Enforce and Protect Act (EAPA) Webinar

June 25, 2026|1:00 PM EST

With over $400 million in evaded duties uncovered in 2025 alone, EAPA investigations are cracking down on sophisticated transshipment networks, protecting U.S. manufacturers from foreign cheats amid escalating trade tensions.

Key takeaways

  • Executive Order 14326 imposed a non-mitigable 40% additional duty on transshipped goods, escalating penalties for evasion schemes detected through EAPA and recovering hundreds of millions in lost revenue.
  • The Trade Fraud Task Force, launched in 2025, has intensified cross-agency probes into AD/CVD circumvention, affecting sectors like steel and solar with over 89 cases of suspected evasion identified.
  • Supreme Court rulings invalidating IEEPA tariffs in early 2026 have redirected enforcement efforts toward EAPA, heightening risks for importers while bolstering domestic industries against undervaluation and misclassification tactics.

EAPA Enforcement Surge

EAPA has become a frontline tool in U.S. trade enforcement, especially as geopolitical frictions drive up tariffs and scrutiny on imports. In 2025, investigations revealed massive evasion schemes, including a record case involving Chinese goods rerouted through Indonesia, South Korea, and Vietnam to dodge antidumping and countervailing duties. This surge stems from new policies targeting transshipment, where goods are falsely declared as originating from non-sanctioned countries to avoid higher duties.

Domestic industries, particularly in steel, chemicals, and solar, are the primary beneficiaries. EAPA empowers them to file allegations against suspected evaders, leading to swift CBP actions like suspending liquidations and demanding cash deposits. For instance, U.S. steel producers have seen relief from dumped imports, with associations like the Committee on Pipe and Tube Imports pushing for legislative enhancements to close loopholes. However, this has ripple effects: legitimate importers face delays and increased bonding requirements, disrupting supply chains and raising costs.

The real-world stakes are high. Evaders risk retroactive duties plus interest, civil penalties up to twice the lost revenue, and even criminal charges under the False Claims Act. In one 2025 settlement, a company paid $54 million for misrepresenting tungsten carbide origins to evade Section 301 duties. Deadlines are tight—CBP must act within 90 days on interim measures—leaving little room for error. Non-compliance can lead to seized shipments and blacklisted suppliers, as seen in cases where entire networks of shell companies were dismantled.

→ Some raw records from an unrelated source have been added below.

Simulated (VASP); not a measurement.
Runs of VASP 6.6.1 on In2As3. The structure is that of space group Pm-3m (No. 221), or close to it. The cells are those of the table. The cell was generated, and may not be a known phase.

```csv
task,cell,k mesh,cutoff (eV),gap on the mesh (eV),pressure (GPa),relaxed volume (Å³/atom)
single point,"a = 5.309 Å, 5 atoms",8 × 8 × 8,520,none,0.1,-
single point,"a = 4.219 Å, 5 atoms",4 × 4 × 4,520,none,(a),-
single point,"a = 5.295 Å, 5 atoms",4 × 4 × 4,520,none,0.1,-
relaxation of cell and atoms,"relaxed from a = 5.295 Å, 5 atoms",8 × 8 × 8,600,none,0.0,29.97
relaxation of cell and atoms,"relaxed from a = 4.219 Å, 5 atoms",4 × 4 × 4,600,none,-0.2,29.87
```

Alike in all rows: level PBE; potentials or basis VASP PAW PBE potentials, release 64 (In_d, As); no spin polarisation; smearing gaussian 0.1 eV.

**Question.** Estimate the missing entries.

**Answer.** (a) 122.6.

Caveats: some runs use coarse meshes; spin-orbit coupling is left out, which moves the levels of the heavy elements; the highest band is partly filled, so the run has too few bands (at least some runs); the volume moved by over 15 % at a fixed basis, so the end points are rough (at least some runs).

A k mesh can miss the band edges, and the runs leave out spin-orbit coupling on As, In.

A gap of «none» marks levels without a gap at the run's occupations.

Less obvious tensions arise from EAPA's whistleblower dynamic. While it levels the playing field, allegations can stem from competitive rivalries, burdening innocent parties with investigations. Trade-offs include stronger U.S. revenue collection—over $250 million from a single probe—but at the expense of higher compliance costs for global firms. As e-commerce and de minimis exemptions tighten, EAPA's scope may expand beyond AD/CVD to forced labor and other violations, amplifying its impact on international trade flows.